This article provides a comprehensive overview of dependability in software systems, focusing on terminology and key concepts. Here's a breakdown of the key points:


Dependability:

  • Refers to the user's confidence in a software system to deliver the expected service reliably.
  • Failures occur when the actual service deviates from the specified desired service.
  • Errors in the system state can lead to failures.
  • Faults are the root cause of errors, arising from programmer mistakes, design flaws, or misunderstanding of requirements.


Approaches to Dependability:

  • Fault Avoidance: Techniques employed to prevent certain types of faults from being introduced in the first place. Examples include using languages with built-in checks like array bounds checking in Java or employing rigorous coding standards.
  • Fault Tolerance: Designing systems with redundant components or mechanisms to handle failures gracefully, ensuring continued operation even if certain components fail. This is crucial for critical systems like airplanes.
  • Error Removal: Applying verification techniques to identify and remove latent errors from the code. This is where software testing plays a vital role.
  • Error Forecasting: Estimating the likelihood of failures based on the program's behavior and testing results. This helps assess the overall reliability of the system.



Dependability Metrics:

  • Reliability: Measures the continuity of correct service, indicating how long a system can operate without failures.
  • Availability: Measures the readiness of the software to respond to user requests, indicating the percentage of time the system is functional.
  • Safety: Focuses on the absence of catastrophic consequences due to software failures.
  • Integrity: Ensures the system remains unaltered and protected from unauthorized access.
  • Maintainability: Ability to modify and repair the software to adapt to changing requirements and ensure long-term functionality.

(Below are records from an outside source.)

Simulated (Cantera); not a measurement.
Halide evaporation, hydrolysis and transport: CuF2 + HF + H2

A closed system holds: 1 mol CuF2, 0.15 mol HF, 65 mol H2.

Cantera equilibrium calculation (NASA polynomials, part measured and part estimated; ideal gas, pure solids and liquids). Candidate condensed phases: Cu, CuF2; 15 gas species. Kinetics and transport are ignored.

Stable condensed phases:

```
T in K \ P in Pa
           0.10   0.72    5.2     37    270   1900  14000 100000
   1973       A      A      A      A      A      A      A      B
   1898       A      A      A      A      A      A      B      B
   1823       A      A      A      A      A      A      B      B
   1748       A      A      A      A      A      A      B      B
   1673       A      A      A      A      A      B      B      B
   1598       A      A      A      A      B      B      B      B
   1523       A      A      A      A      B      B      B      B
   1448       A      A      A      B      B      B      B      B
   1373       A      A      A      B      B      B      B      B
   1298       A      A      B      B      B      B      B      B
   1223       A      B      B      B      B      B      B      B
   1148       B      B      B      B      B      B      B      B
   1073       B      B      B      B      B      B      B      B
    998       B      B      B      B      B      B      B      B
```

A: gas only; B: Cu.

Critical Systems and Robustness:

  • Critical systems require meticulous planning for failure scenarios, and anticipating potential software, hardware, and environmental issues.
  • Robustness refers to a system's ability to function correctly even under unexpected or adverse conditions.
  • Testing for critical systems needs to incorporate stress tests and simulated failures to ensure the system can handle such situations effectively.


DO-178C and Software Criticality Levels in Avionics Systems

So, the DO-178C standard, formally titled "Software Considerations in Airborne Systems and Equipment Certification," provides guidelines for developing and certifying software used in avionics systems. A key aspect of this standard is classifying software based on its criticality, which determines the rigor of the development and verification processes required.


DO-178C defines five criticality levels:

  • Catastrophic: Failure of the software could lead to a crash or severe injury.
  • Hazardous: Failure could significantly impact safety or performance, making it difficult for the crew to operate the aircraft.
  • Major: Failure would increase crew workload or cause passenger discomfort.
  • Minor: Failure would be noticeable but have minimal impact on safety or operation.
  • No Effect: Failure would have no impact on the aircraft or crew.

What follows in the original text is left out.